Joanna Russ - A Requiem in Links

Posted by Jonathan McCalmont

This weekend saw the sad death of the pioneering author, critic and academic Joanna Russ. In lieu of a personal tribute, I present a few links to some of the better tributes to appear online in the past couple of days. My thoughts go out to both her friends and her family:

Timmi Duchamp at Ambling Along The Aqueduct:

Along with experiencing a flood of memories, I find myself wishing to talk about her, as a person, with other people who knew her. This is a departure from my years of near-silence about the fact that a couple of decades ago we had a very intense relationship. I never thought much about why I've seldom mentioned it to anyone. I suppose, if I'd thought about it, I'd have concluded that it somehow felt too private to discuss whenever the subject of Joanna Russ came up, since discussions were always of her public persona-- the writer and critic-- rather than the private individual.
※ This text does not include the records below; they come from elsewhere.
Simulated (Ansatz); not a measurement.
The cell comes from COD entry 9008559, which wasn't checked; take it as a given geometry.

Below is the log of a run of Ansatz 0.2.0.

Matthew Cheney at The Mumpsimus:

When I first encountered "When It Changed" and The Female Man, I was in high school and they terrified me in a way that just about nothing ever had -- I had always unconconsciously thought that I was the default audience for books: me, the white guy. Suddenly I was reading something where I didn't think I was the default audience; not only that, the people in these stories who were like me were despicable.


Nic Clarke at Eve's Alexandria:

It is no coincidence, then, that the word which recurs in so many of these essays about Russ’s work and her place in the SF field as both reader and writer is 'fierceness'. It is no surprise, either, that the sharp-witted fierceness of Russ and other feminist authors met with hostility in some quarters.


Paul Kincaid at The Big Other:

Joanna Russ died yesterday. She wasn’t important, she was essential!


Sue Lange at Book View Cafe Blog:

Russ’ ideas are radical. They’re scary in a genre that has the potential to be the most revolutionary of all but usually opts for the safety of the mainstream.


Martin Wisse at Wis[s]e Words:

Add it all together and you know why Joanna Russ was such an important writer; unfortunately she was also a writer easy to ignore, almost invisible if you don’t search her out on your own. Her influence is everywhere in modern science fiction, but that just makes it harder to see.


Annalee Newitz at io9:

People will be reading Russ when they've forgotten entirely about many of the top selling science fiction authors of our day.


John O'Neill at Black Gate:

The character who bears Russ’s first name, “Joanna” refers to herself early in the novel as the “female man” because she is convinced she must surrender her identity as a woman to be respected.


Farah Mendlesohn at Wherever I Lay My Cat, That's My Home:

What it may have done is convince me that there were more bolshie feminists out there just like me and they read science fiction. Now that was a category I hadn't met in person (and wouldn't for a few more years).


Nancy Jane Moore at Book View Cafe Blog:

I was hungry for serious books by women, but most of the feminist fiction was unsatisfying. Looking back, I think it was because the authors were angry — angry, I might add, with very good reason — and couldn’t find a way to discipline that anger into effective work. I’m sure I couldn’t have done it either, but Russ could. The Female Man is a profoundly angry book, but it works.


And Finally...


Patrick Nielsen Hayden pays tribute at Making Light only for comments section to explode into a space for discussion and the sharing of memories.


While...


Future of Feminism is a Dreamwidth community devoted to discussing Russ's work.


           

Comments (1)


As an addendum to this, obituary in The Guardian by Christopher Priest, with endnote by Julie Bindel.